Global Journalism Review
Reports
Clear Channel poised for radio takeovers
by Nicholas Jones, London media correspondent
Commercial radio stations in Britain should have the resources to hire more journalists once the government gets Parliamentary approval for the Communications Bill. This confident prediction was made at a seminar in London by Roger Parry, European chief executive of Clear Channel, which owns more than 1,200 radio stations in the United States and is poised to make extensive acquisitions in the UK. The Bill, which has reached the House of Lords, aims to liberalise the rules governing the ownership of radio and tv companies.
Parry faced hostile questions at the Westminster Media Forum from broadcasters, journalists and academics who fear Clear Channel will buy up much of the British independent radio sector and destroy the identity of local stations by introducing syndicated news bulletins and standardised play lists.
He defended the government’s decision to allow foreign ownership and said he was confident it would lead to increased investment, more diverse programming and the opening of new stations catering for minority interests. He was convinced that the concentration of ownership permitted by the Bill would help large commercial operators run stations which were close to their local communities.
"If I owned two radio stations in Bath, Bristol and Bridgewater, I could employ a news team that could cover that whole area for each of the local stations. If I had only one station, I could only have half a journalist for that single station. So consolidation of size does allow you to do local things." Parry, who is also chairman of the Johnston Press regional newspaper group, said their most successful titles were those which were closest to their local communities and Clear Channel ran its radio stations on the same principle.
When challenged about the group’s future intentions in Britain, Parry refused to respond and instead turned his reply into an attack on the BBC’s director general, Greg Dyke, who in a speech the previous week had accused Clear Channel of using its staunchly pro-war stations to organise rallies in support of America’s attack on Iraq. Dyke said he had been "genuinely shocked" to discover that the largest radio group in the United States had organised "pro-war rallies" and he feared for the "Americanisation" of independent local radio if the deregulation proposed in the Communications Bill allowed Clear Channel to become a dominant player in UK radio.

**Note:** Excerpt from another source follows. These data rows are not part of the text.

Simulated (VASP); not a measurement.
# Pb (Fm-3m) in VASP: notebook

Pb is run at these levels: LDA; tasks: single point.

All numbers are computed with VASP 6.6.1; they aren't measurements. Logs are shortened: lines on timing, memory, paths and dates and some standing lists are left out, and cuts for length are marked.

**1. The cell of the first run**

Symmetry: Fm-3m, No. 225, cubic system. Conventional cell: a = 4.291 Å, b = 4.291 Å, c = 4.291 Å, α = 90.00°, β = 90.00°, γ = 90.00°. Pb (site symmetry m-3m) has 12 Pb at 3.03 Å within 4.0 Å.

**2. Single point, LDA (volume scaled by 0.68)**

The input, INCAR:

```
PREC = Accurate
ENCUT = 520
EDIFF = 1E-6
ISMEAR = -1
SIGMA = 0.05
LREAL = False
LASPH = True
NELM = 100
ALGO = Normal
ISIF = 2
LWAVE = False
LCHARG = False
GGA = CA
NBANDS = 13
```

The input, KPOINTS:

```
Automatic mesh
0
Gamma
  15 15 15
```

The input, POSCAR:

Parry insisted that groups like Clear Channel did not have a political agenda. "I too was shocked that Greg Dyke made allegations based on no factual research. His office got that from reading one newspaper report. One talk show host syndicated in a hundred stations suggested some of his affiliates might like to organise rallies in support of the troops. A dozen stations owned by Clear held pro-troop rallies, no bad thing to do if the station serves a big US base."